Last Saturday I visited the Cambridge Theatre next to London’s Covent Garden to see Matilda The Musical and as it’s based off the fabulous book of the same name by Roald Dahl I couldn’t resist writing a short post – and it’s my blog so here goes. :p
I’m not going to go into details of the story – as I don’t really see the point (if you really don’t know you can check out my re-read of Matilda post). What I will say though is that the Wormwoods characters are expanded significantly making them much more of a presence all the way through. There’s something else added as well, well – more a different way of approaching something (but I’m not saying what :p) Both of these additions are brilliantly in keeping with the original story – extra comedy, extra extravagant and this little spark which makes the musical just that little bit unique and stand out from the original book and the film adaption. Dennis Kelly has done a sterling job writing the book.
The children, oh – the children! Matilda is at its very core a story centred around a child and young children in a school – it is inescapable that the main child roles have to be played by children and what an astounding job they do. I couldn’t do what they do now let alone when I was there age. Of course I loved Matilda (Elsie Blake) but there was something about Lavender (Emily Robins) … I couldn’t resist smiling the moment she appeared. And I can’t not mention Bruce (George King)!*
Don’t panic though – adults are present! Mrs Trunchball (Alex Gaumond) makes a fantastic Mrs Trunchball. Just as brutal as the book – big and brash – when she appears all eyes are drawn to her and you know to be quiet! Mrs Wormwood (Kay Murphy) is hilarious – so many of the comedic moments come from the interactions between her and Mr Wormwood (James Clyde). And I can’t leave out Miss Honey (Hayley Flaherty) – the character development we see inspired by this little girl comes shining through in spades.
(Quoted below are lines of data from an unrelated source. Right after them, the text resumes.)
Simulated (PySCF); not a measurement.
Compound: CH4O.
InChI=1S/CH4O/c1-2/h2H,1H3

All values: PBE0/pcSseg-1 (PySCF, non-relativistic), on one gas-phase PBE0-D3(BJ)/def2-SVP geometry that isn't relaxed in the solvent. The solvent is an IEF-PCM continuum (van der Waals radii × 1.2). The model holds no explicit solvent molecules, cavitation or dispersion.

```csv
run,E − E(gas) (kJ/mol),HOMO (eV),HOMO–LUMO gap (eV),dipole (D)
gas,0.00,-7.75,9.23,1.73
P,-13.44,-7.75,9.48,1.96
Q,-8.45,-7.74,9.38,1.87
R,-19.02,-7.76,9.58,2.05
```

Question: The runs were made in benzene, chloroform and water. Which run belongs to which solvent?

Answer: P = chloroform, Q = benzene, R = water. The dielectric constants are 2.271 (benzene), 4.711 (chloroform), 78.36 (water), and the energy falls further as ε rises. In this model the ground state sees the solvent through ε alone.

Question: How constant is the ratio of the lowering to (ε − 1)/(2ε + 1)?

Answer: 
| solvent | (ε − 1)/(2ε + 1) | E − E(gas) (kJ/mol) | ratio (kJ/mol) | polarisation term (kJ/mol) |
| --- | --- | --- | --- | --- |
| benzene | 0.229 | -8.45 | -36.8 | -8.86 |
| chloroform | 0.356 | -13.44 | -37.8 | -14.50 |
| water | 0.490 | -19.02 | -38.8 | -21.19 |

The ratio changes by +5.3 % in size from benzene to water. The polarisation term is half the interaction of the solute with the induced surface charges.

The sets are superb – made out of large scrabble pieces and arranged to spell out words. Obviously Matilda is spelt out in multiple places but there are other words – it made for great fun before the show (and during the interval) trying to work out what the words were … then realising the reason that one word didn’t make sense was because I missed the letter ‘e’ at the top!
I did get an amazing view, what with being in seat A13 – (front row and central isle seat). All be it a little bit eek when one of the swings sailed above my head! I may have been very tempted to duck!
Matilda is after all a musical so I can’t go a whole review without mentioning the, er .. um … MUSIC!
Music and Lyrics are written by the amazing Tim Minchin – his songs bring the whole musical to life. I’ll admit I listened to the cast recording once on Spotify before I saw the show and I have to admit apart from a few of the main songs (When I Grow Up, Revolting Children) I wasn’t sure. But having seen the show – the whole thing clicks and now I can’t stop listening to it. Of course those main songs are always going to be my favourite but now with the in-jokes established in my memory – I can listen to the whole thing again and again!
It’s no surprise to me that the ‘Full House’ sign was outside the theatre – I wouldn’t be surprised if this appears regularly. I think this is a musical that is going to run and run and run … and I certainly hope it does. If you get the opportunity to see Matilda The Musical, grab it both with hands – it’s fabulously scrumptious, perfectly unique and completely special!
You can thank me later!
*Between 3 and 4 children play each of these roles – I didn’t think to take a photo of who was playing who on this performance but I’m pretty sure these names are correct!